Marlinja Community Taking Control of its Power with Clean Energy Grid

June 4, 2024

A First Nations community in the Northern Territory has been battling chronic power shortages and high electricity bills for years. Desperate to keep the lights on and struggling to get government support, the people of Marlinja have taken matters into their own hands.

The community is setting up its own clean energy power grid, part of a bigger project to help First Nations communities make the most of the transition to a net zero economy.

Remote Marlinja in the Northern Territory is a tiny place – a school, less than 20 homes, and about 60 residents.

Chantelle Johns has lived there for about seven years. “We’re pretty much situated kind of smack bang in the middle of Alice Springs to Darwin off the Stuart Highway. If you don’t know where we are, you’d miss us.”

Marlinja’s energy is supplied by a hybrid gas and diesel power station run by the NT Power and Water Corporation. It’s delivered to the community by a 25 kilometre feeder line. When something goes wrong, the community loses power and help can be slow to arrive.

“These blackouts can be from ten minutes to 4 or 5 days. And when we black out of power we also lose water in the whole community as well. The pumps and everything switch off.

“Towards the end of last year which was also peak flooding time for the community, where we get completely cut off from the highway, we actually experienced a 3 day blackout, but that also caused 3 weeks worth of no water as well because the utilities and all them couldn’t actually get to us.”

Even when the power is flowing, residents struggle to keep the lights on.

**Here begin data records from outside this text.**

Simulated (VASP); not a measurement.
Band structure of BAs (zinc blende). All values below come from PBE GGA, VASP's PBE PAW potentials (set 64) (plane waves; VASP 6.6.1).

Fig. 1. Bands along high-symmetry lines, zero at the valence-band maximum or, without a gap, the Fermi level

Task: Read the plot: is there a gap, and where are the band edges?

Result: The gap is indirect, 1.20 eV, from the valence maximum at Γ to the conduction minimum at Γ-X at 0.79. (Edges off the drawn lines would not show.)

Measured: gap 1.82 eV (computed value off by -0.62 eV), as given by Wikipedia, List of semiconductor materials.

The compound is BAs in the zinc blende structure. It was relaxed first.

Lauren Mellor is a clean energy community coordinator with Original Power, a not-for-profit that helps First Nations communities with the energy transition.

“People in Marlinja access power through a prepaid meter system that is mandated by the Northern Territory government. It operates in almost all First Nations communities across the Northern Territory and it means, to access power services in the household, you need to purchase credit upfront, similar to a pre-paid mobile phone plan. When that credit expires, your household immediately goes dark and you lose access to all power until you can afford to top up again.”

A study by the Australian National University looking at 28 remote Aboriginal communities in the NT found 74% of households on pre-paid meters, like those, had their power cut more than ten times in the course of a single year.

Residents in Marlinja were sick of it so they invited Original Power to come and help.

At first they looked at installing rooftop solar but with the community’s social housing in the hands of the NT government, that was unlikely to happen. Instead, they started looking at a more expensive and ambitious option.

“We are building with the community a 100 kilowatt solar farm, with 136 kilowatt hour battery connected to it,” says Lauren. “And that solar farm will self supply the community’s energy needs throughout the day. And the battery will supply some of the energy needs at night.”

The community is getting its own microgrid, a project Lauren Mellor estimates will cost around $650,000. Original Power covered that money by fundraising from philanthropic donors. The solar panels will power the community, but they’ll also keep the lights on at other times by providing locals credits on their power bills.

“At the moment,” says Lauren, “Marlinja residents will drive to the shop mostly on a daily basis. They’ll purchase a power card, they’ll come home, they’ll top up their credit, and that will last as long as they’re able to afford to. Now what will happen is the solar microgrid will produce the power for the community in the back end, that will be distributed as credit onto their meters, and a resident will come inside the house, check their meter, and instead of being in deficit in the morning, that resident should have $20 to $30 each day applied to their meter.”

There are limitations to this model – the most obvious being the high initial cost. Original Power is hoping that once the grid is up and running, the community will be able to sell excess power and make a profit, incentivising other communities to invest in similar projects.

Elsewhere in the Outback, communities are being approached by major renewables developers to consider large scale solar, hydrogen and wind projects on their lands.

Karrina Nolan is the executive director of Original Power. “Lots of people didn’t have any information and weren’t sure what solar farms would look like, what the scale would be.

“We talked to some Traditional Owners and said it actually it could take you two days to walk around the size of that potential site. So there wasn’t enough information about what the project footprint would look like and potential impacts on Country. But also on the flip side of that, there wasn’t enough information about what the benefits could be.”

Karrina Nolan has been helping those groups negotiate with renewables developers. For some, it means making sure energy goes back into the communities that desperately need it, like Marlinja. For others, it means negotiating equity stakes in big projects. The negotiation of those deals is something the federal government is paying attention to with its First Nations Clean Energy Strategy expected to be released soon.

Karrina Nolan says the government needs to ensure communities have the resources and information to negotiate with developers.

“Imagine if we had the opportunity to rewrite the rules in how mining was done twenty years ago – if we do it in a way that really benefits generations to come, if it was economic development done the right way. I think there really is an opportunity to get this right.”

Back in Marlinja, Chantelle Johns is now working for a Original Power as its community liaison officer. She’s looking forward to the town’s new grid being switched on in the coming weeks. She hopes it keeps the lights on and helps keep locals living in the community where they were born.

“The culture is so strong here – all their cultural practices and everything. So it’s home, you know, and no one wants to leave their home just because we can’t get certain things like other people get in towns or cities. To us, we sit here and think, well that’s not fair. Just because we’re in a community, we should have those things too.

“But in order for us to get those things, we have to do it ourself.”